Wednesday, January 28, 2009

The Yangtze River, Cruising Down The Chinese Water Highway

The Chinese flag flying over the great Yangtze River

Over the last decade the Yangtze River has been flooded for the purpose of the Three Gorges Dam, in turn taking out countless villages and towns, losing numerous cultural and historical sites. Some people say that the river cruise, which used to be one of Chinas tourism highlights has been ruined forever. The local people who have been evicted from their land are generally annoyed, and loads of officials have been stealing the poor peoples land compensation making it a rather large debacle. These were all great reasons why I wanted to go on the cruise. To be right there in a moment of great historical change.
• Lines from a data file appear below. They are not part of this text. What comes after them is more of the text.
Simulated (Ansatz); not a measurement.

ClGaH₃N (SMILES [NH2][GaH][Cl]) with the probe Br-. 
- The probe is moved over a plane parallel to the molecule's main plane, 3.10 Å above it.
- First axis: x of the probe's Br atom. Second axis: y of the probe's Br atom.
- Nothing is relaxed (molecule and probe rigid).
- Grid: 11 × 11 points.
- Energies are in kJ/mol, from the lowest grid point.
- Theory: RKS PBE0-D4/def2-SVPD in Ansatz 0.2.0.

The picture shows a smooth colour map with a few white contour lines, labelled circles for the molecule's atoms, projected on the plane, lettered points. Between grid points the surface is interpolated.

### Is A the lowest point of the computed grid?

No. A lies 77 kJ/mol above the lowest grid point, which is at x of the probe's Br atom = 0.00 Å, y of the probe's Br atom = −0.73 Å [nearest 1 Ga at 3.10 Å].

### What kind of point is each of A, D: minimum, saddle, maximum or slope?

The sun reflects on the Yangtze River

The cruise ship reflects the steep gorge walls

Being a backpacker with little money, I took the option of going on a Chinese tour rather than an expensive English one. The result was that I was one of about four English speaking people on the whole boat and basically didn't really see those other English people at all. Next I'd chosen to skip going to all the relocated temples because they basically are only a year or so old after being moved, so have lost their historical appeal. Finally I shelled out on a side cruise up the Lesser Three Gorges because they were supposedly more scenic than the main gorges. The total cost of this was around 700 Yuan (~NZ$180), which spread out over three days was a little more than my day to day budget, but was something a little different so totally worth it.

Hooray for Chinese tours

Inside The Lesser Three Gorges, with its vertical walls

The first night was spent riding a bus to the cruise ship four hours out of Chongqing, hoping on the boat and finding my bed. When I found my room, I walked in and placed my gear on my bed, then feeling rather hungry went to open up some food for dinner. In my third class room was another 5 Chinese people, one then took the liberty of yelling at me in Chinese and tieing up my bag of food so I couldn't have any. Rather confused and unable to communicate at all with him, I pointed to the food, rubbed my belly and rose an eyebrow. Not really sure what was going on, I didn't want to cause some big scene so went outside and stood on the deck looking out over the river. But soon enough hunger over took me so I went back in to try getting something to eat again. Same result! I was thinking that maybe there was going to be dinner served soon or something so I shouldn't be eating now, or maybe it was against usual customs to eat before the boat had got going? Confused I went and stood back at my viewing spot outside my room. It wasn't for another hour or so until the ships tour guide, who spoke a little English, came along to tell us about the nights itinerary. She quickly settled the dispute. Supposedly the old man hadn't seen me come in and place my bags on the bed, and being the racist person he was didn't expect to be sleeping with any foreigners down in third class. So when I had opened up my food bag he had assumed I had just walked into the room and tried to eat some poor mans loot. Rather hungry and angry by now I reluctantly smiled as he profusely apologised after finding out I was legitimately meant to be eating my food which was placed on my bed. Wanting to punch him in the face I made myself some noodles and calmed down after filling my stomach.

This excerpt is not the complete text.